The story so far: U.S. President Joe Biden on Saturday officially recognised the mass killings of Armenians by Ottoman Turks in 1915-16 as “an act of genocide”. Mr. Biden’s announcement on the Armenian Genocide Remembrance Day could infuriate Turkey, America’s NATO ally. Up to 1.5 million Armenians are estimated to have been killed in the early stage of the First World War within the territories of the Ottoman Empire. In 2019, the U.S. Congress passed resolutions calling the slaughter a genocide, but the Donald Trump administration stopped short of officially calling it so.
Was it a genocide?
According to Article II of the UN Convention on Genocide of December 1948, genocide has been described as carrying out acts intended “to destroy, in whole or in part, a national, ethnic, racial or religious group”. Raphael Lemkin, the Polish lawyer who coined the term “genocide” in 1943, had written that he had been influenced by atrocities against Armenians as well as the Nazi killings of Jews. Before the First World War broke out in 1914, there were 2 million Armenians in the Ottoman Empire. According to a study by the University of Minnesota’s Center for Holocaust and Genocide Studies, in 1922, four years after the War, the Armenian population in the region was about 387,800. This has led historians to believe that up to 1.5 million Armenians were killed during the course of the War. Armenians were largely living in the eastern fringes of the Empire. The Ottoman Turks unleashed Turkish and Kurdish militias upon them, killing and pillaging tens of thousands. Hundreds of thousands of Armenians were deported from eastern Anatolia (today’s Turkey) to concentration camps in the Syrian steppe. Most of the deaths occurred during this flight. “Rape and beating were commonplace. Those who were not killed at once were driven through mountains and deserts without food, drink or shelter. Hundreds of thousands of Armenians eventually succumbed or were killed,” writes historian David Fromkin in A Peace to End All Peace .

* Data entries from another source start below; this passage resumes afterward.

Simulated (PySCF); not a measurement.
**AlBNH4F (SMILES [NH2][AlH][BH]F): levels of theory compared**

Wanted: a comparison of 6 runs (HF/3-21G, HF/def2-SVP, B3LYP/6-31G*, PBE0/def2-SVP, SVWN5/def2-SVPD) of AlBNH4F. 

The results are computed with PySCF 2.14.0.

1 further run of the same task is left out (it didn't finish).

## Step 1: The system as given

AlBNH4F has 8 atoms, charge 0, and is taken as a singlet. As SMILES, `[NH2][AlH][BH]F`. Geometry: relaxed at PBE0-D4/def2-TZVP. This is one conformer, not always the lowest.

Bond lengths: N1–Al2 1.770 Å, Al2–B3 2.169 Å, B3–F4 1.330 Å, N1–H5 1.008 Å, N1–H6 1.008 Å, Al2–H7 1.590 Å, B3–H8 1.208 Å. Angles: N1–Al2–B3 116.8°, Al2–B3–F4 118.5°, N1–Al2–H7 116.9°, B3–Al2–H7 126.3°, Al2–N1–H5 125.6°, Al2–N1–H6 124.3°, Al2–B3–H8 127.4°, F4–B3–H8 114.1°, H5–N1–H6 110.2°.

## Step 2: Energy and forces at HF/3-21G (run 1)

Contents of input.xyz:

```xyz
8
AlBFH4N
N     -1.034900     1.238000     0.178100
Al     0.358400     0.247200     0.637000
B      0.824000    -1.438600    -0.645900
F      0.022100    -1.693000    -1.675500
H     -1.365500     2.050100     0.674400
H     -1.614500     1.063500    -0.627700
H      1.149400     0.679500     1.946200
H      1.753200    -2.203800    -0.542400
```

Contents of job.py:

Why Armenians were targeted?
In a way, the Armenians were victims of the great power contests of the late 19th and early 20th centuries. When the Ottoman Empire was in decline on its fringes by the last quarter of the 19th century, Armenians were seen by the rulers in Constantinople as a fifth column. The resentment started building up after the Russo-Turkish war of 1877-78 in which the Turks lost territories. In the Treaty of Berlin, big powers dictated terms to the Ottomans, including putting pressure on Sultan Abdülhamid II to initiate reforms “in the provinces inhabited by Armenians, and to guarantee their security against the Circassians and Kurds.” The Sultan saw this as a sign of strengthening ties between the Armenians and other rival countries, especially Russia. Post the treaty, there were a series of attacks on Armenians by Turkish and Kurdish militias. In 1908, the Young Turks wrested control from the Sultan and promised to restore imperial glory. Under the Turks when the administration was run by the famous “Three Pashas” (Mehmed Talaat Pasha, the Grand Vizier or Prime Minister; Ismail Enver Pasha, the Minister of War; and Ahmed Cemal Pasha, the Minister of the Navy) , the empire became more and “Turkik” and persecution against the ethnic minorities picked up. In October 1914, Turkey joined the First World War on the side of Germany. In the Caucasus, they fought the Russians, their primary geopolitical rival. But the Ottomans suffered a catastrophic defeat in the Battle of Sarikamish by the Russians in January 1915.
The Turks blamed the defeat on Armenian “treachery”. First, Armenians in the Ottoman Army were executed. On April 24, the Ottoman government arrested about 250 Armenian intellectuals and community leaders. Most of them were later executed. (April 24 is the Remembrance Day). As the War was still waging, the Ottomans feared that Armenians in eastern Anatolia would join the Russians if they advanced into Ottoman territories. The Ottoman government passed legislation to deport anyone who is a security risk. Then they moved Armenians, including children, en masse to the Syrian Desert. That was a march of death.
Was anyone held responsible?
After the fall of the empire, many Ottoman officials, including a governor in Anatolia, were tried and executed for the atrocities committed against Armenians. But the Three Pashas fled the country and took refuge in Germany. They were sentenced to death in absentia. But Armenian resistance fighters under the banner of Operation Nemesis continued to hunt down Ottoman officials. On March 15, 1921, Talat Pasha, the Grand Vizier and the key architect of the atrocities, was assassinated on the street of Berlin by Armenian student Soghomon Tehlirian.
What’s Turkey’s response?
Turkey has acknowledged that atrocities were committed against Armenians, but denies it was a genocide (which comes with legal implications) and challenges the estimates that 1.5 million were killed. The Turkish Foreign Ministry has issued a strong statement to Mr. Biden’s announcement saying it doesn’t not have “a scholarly and legal basis, nor is it supported by any evidence”. “This statement ...will open a deep wound that undermines our mutual trust and friendship. We call on the U.S. President to correct this grave mistake,” it read.